TIME Health Care

How Prioritizing Women’s Health Can Lift Countries Out of Poverty

Countries can tap the potential of the world's historic number of youth and adolescents

There are currently 1.8 billion young people between ages 10 and 14, and about 600 million are adolescent girls. Their needs, if addressed, could help countries achieve rapid economic growth, according to a new report from the UN Population Fund.

The global community has never before been home to so many youth, and therefore so much untapped potential, the study says.

It’s possible to turn all that womanpower into prosperity. When it comes to international development, a country can experience accelerated growth during a period if its working-age population grows larger than its non-working age population, typically because fertility and mortality rates have dropped. This allows the country to become a more profitable society, a benefit called the “demographic dividend.” Given the high number of youth and adolescents today, the UN report says several countries are poised for this transition if they can ensure that their young people actually make it into the workforce.
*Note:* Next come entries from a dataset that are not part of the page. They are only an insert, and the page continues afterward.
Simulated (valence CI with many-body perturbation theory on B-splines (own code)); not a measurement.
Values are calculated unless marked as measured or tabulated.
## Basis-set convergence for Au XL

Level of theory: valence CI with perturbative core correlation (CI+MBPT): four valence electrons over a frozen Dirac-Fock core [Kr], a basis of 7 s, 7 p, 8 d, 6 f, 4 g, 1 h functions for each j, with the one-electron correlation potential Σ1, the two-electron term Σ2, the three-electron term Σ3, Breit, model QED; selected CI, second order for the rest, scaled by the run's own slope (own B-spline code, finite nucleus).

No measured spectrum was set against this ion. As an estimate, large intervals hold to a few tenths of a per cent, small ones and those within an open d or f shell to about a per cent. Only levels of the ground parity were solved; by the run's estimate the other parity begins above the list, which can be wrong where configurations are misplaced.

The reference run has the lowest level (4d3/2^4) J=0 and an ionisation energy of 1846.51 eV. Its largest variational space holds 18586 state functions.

Several factors can contribute to this transition, like increasing living standards and creating transparent regulatory environments, but one of the greatest factors cited by the UN report is if a country significantly prioritizes and invests in women’s health, including sexual health.

MORE: Why It Takes Teens Equipped With Condoms to Encourage Family Planning in Africa

As the report points out, about one in every three girls will be married by the time she turns 18—every day, 39,000 girls become child brides—and an estimated 33 million young women between ages 15 and 24 say they would use contraceptives if they had access to them. Unfortunately, contraceptive use among adolescent females is only 22%, due to limited availability. In many developing countries, once a woman is married off and starts having children, it’s often too difficult for her to enter the workforce, especially if she was married at a very young age and did not finish school. Getting pregnant at a young age also increases the risk of a dangerous pregnancy, once again raising the mortality rates for mothers and children.

“Child marriage, because it usually results in early pregnancy, is linked to deaths from complications of pregnancy and childbirth, and married girls are more likely than married women to suffer violence and other abuse at the hands of their husbands,” says the report.

The UN says that some of the most successful ways to make sure women are safe and can enter the workforce are to enforce their reproductive rights via family planning initiatives, to stop child marriage, prevent adolescent pregnancies, stop sexual and gender-based violence and expand access to education. If women can enter the workforce, they can contribute to their local economies.

Family planning programs not only empower women to determine their life’s trajectory, but they mean big payoffs for a country’s workforce and economy—something many countries still need to embrace.